The protection for intellectual property rights (IPR) worldwide is really important for the future economic growth and development for the countries. Intellectual property can be registered both in national and international dimensions. It includes common rules and regulations, International Conventions to achieve strong intellectual property protection which promotes global expansion and the growth of new technologies.
Defined Role of International Conventions various IPR
Intellectual property Right is a term referring to a brand, invention, design or other kinds of creation, which the person or business has legal rights over. Almost all businesses have some form of IPR which could be treated as a business asset.
Common types of IP include:-
International Conventions in Copyrights
India has been signatory of the Berne Convention. However, it is a good idea to register a copyright to prove ownership and one can claim damages against the infringers. In most cases, Copyright Registration in India is not necessary to claim copyright infringement in India. Under various international conventions, copyright gets protection in India as well. The (DIPP) Department now administers all Intellectual Property Rights for Industrial Property and Promotion. Internet piracy of films, games, music, and software was an issue in India, as is unauthorised copying of physical books. It protects written or published works such as books, songs, films, web content and artistic works.
International Conventions in Patents
India’s Patents Act of 1970, Patent Amendment Rules 2016 set out the law concerning patents in India. The regulatory authority is Patent Registrar for Patent Registration under the office of a Controller General of Patents, Designs & Trademarks, which is governed by India’s Ministry of Commerce & Industry.
Patents will be valid for a period of 20 years from the date of filing an application, subject to an annual renewal fee. The international patent law operates under the ‘first to file’ principle, such as if two people apply for the patent on an identical invention; the first who file an application will be awarded the patent. It protects commercial inventions, for example, a new business product or process.
International Conventions in Designs
The laws for designs are the Designs Act 2000 and the Designs Rules 2001. The Design Registration will be valid for a maximum period of ten years, renewable for a further 5 years. It protects designs, such as drawings or computer models.
International Conventions in Trademarks
Trademark is governed by the Trade Marks Act 1999 and the Trade Marks Rules of 2002 and 2017. Trademark Registration is important under trademark laws in India for protection of existing trade names and for those who wish to trade under their own registered name. It is advisable to rights owners to register their domain names in as trademarks as soon as possible. A trademark in India will be valid for ten years and can be renewed after that for further 10 years. It protects signs, symbols, logos, words or sounds that distinguish the products and services from those of the competitors.

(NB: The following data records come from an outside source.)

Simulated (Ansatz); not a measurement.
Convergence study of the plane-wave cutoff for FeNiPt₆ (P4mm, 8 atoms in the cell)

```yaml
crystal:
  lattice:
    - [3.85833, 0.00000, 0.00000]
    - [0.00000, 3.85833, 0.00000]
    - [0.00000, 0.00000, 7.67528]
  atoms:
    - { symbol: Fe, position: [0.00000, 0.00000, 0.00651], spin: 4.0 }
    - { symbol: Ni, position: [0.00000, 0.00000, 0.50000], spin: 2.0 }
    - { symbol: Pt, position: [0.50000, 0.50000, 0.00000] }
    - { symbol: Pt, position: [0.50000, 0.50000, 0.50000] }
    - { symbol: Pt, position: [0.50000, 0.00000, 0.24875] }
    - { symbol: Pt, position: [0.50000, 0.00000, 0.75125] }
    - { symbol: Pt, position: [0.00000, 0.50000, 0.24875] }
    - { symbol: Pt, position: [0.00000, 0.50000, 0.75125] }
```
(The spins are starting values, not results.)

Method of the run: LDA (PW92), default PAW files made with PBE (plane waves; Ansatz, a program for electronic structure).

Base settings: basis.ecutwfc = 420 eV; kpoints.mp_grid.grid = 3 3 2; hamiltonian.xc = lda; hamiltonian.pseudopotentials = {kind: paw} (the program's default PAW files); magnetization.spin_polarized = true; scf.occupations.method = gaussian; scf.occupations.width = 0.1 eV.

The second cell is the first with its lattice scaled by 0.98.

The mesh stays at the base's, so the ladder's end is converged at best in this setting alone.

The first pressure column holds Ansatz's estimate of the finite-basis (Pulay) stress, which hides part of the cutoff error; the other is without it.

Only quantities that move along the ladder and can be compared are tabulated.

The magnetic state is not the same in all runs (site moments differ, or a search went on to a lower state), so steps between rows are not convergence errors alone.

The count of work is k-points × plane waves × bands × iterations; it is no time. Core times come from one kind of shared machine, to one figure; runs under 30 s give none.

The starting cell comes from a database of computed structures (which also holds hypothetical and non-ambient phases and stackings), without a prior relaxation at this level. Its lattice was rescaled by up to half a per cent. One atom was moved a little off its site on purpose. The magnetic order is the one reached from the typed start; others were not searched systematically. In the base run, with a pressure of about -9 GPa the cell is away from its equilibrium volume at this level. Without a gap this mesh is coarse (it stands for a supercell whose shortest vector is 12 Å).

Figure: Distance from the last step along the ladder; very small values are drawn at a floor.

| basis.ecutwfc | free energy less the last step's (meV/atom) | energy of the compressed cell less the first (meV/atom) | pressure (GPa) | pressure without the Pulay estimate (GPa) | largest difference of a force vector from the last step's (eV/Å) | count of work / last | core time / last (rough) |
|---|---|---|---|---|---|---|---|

Treaties and Reciprocal Agreements
Presently, India is not a signatory of the Hague Agreement, as that allows the protection to designs in multiple countries by a single filing. However, India is a signatory to the following international conventions:-
- Paris Convention– Any person from a signatory state can apply for the patent or trademark in any other signatory state. It will be given the same enforcement rights, and status as the national laws would have given to that patent or trademark.
- Berne Convention– Each member of signatory state is bound to recognise the copyright of authors from other member states in a same way as of its nationals.
- Madrid Protocol– A person can file the single trademark application at their national office that will provide protection in multiple countries.
- Patent Cooperation Treaty– It is a central system for obtaining a ‘bundle’ of national applications in different jurisdictions by a single application.
Read our article:National IPR Policy: A Complete Guide
Role of United Nation Organisation in the development of IPR
The majority countries which are the members of UNO take different approaches for the protection and development of Intellectual Property Rights to encourage innovations and creativity which is considered to be an important source of long- runs economic growth. The UNO plays an essential role in the development and protection of IPR with the help of the (WIPO) World Intellectual Property Organization which is one of the most significant and important organisations among all 16 organisations working under UNO. WIPO aims to protect and promote IPR worldwide and to insure, utility model, mark or industrial design.
The International Conventions lay down a few common rules that all Contracting States must follow. The most important are:
Patents: Patents are granted in the different Contracting States for the same invention, which is independent of each other. The granting of the patent in one Contracting State does not oblige the other Contracting States to grant a patent. The patent cannot be, annulled, refused or terminated in other Contracting State on the ground that it has been annulled or refused or has terminated in any other Contracting State. Each Contracting State that takes legislative measures for granting of compulsory licenses to prevent the abuses which might result from an exclusive right conferred by a patent do so only under certain conditions.
Trademarks: The Paris Convention does not regulate the conditions for the filing and registration of trademarks which are determined in every Contracting State by its national law.
Industrial Designs: The Industrial designs must be protected in every Contracting State. The protection may not be forfeited on the ground that the articles incorporating the design are not manufactured in that State.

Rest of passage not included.